“A warm smile is the universal language of kindness.” –Ward
This past Sunday my dad woke up at 5am, laced up his running shoes, and ran 26.2 miles in the Detroit Marathon. This is an incredible accomplishment no matter who you are. For my dad, who was running his first marathon at 60-years-old, it was beyond incredible. The amount of dedication, determination, and physical and mental fortitude it takes to put in necessary months of training is inconceivable to most.
When my dad first got seriously into running a couple years ago, he was unsure whether or not he could cover a half-marathon distance. Using our persuasive powers (we went ahead and bought him a finisher’s t-shirt) my sister and I convinced our dad to sign up and complete his first half-marathon. After that he decided to sign up for another half with a faster time-goal. And then another. And then another. Each time with the goal of finishing faster than before.
When he finally took the plunge and signed up for the full-marathon I knew I had to be there to cheer him on. I also knew I wanted to be there at the finish line with a special surprise to commemorate the event. The day before the race, I drove the hour up to Detroit to buy him an official race jacket at the marathon expo. I didn’t want him to know what I was up to so I had to be super sneaky. Note my dad (burgundy sweater) in the creepy, stalker-like picture below. I accidentally ran into him at the expo, but thankfully he didn’t see me.
The day of the race I couldn’t have been more proud of my dad. He ran a great race and finished in just over four hours, but that wasn’t what impressed me most. Here was a guy that decided, at age 60, he was going to attempt something most people wouldn’t even want to do in their 20s. Here was a guy that proved that if you channel all your energy into an endeavor, anything is possible.

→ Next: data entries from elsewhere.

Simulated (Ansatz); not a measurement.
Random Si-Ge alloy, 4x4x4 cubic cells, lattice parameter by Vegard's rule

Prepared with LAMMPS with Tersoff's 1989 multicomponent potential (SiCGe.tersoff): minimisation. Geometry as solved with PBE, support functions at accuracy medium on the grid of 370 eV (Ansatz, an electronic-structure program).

Around mile 20 of the race, my dad got a bad cramp in his calf that kept him sidelined for a couple minutes. The idea that he might not be able to finish crossed his mind. But instead of wallowing in self-pity, he got up, stretched out his leg, and pushed on. It’s that stubborn persistence, that refusal to give-up that makes me the most proud. I presented my dad with the jacket following the race, and he proudly wore it home.
The next day, a small bag showed up on our doorstep. In it was a note of thanks and a gift for Brad and me. It was a random act of kindness returned, or as my dad called, a random act of gratitude. Kindness really is contagious.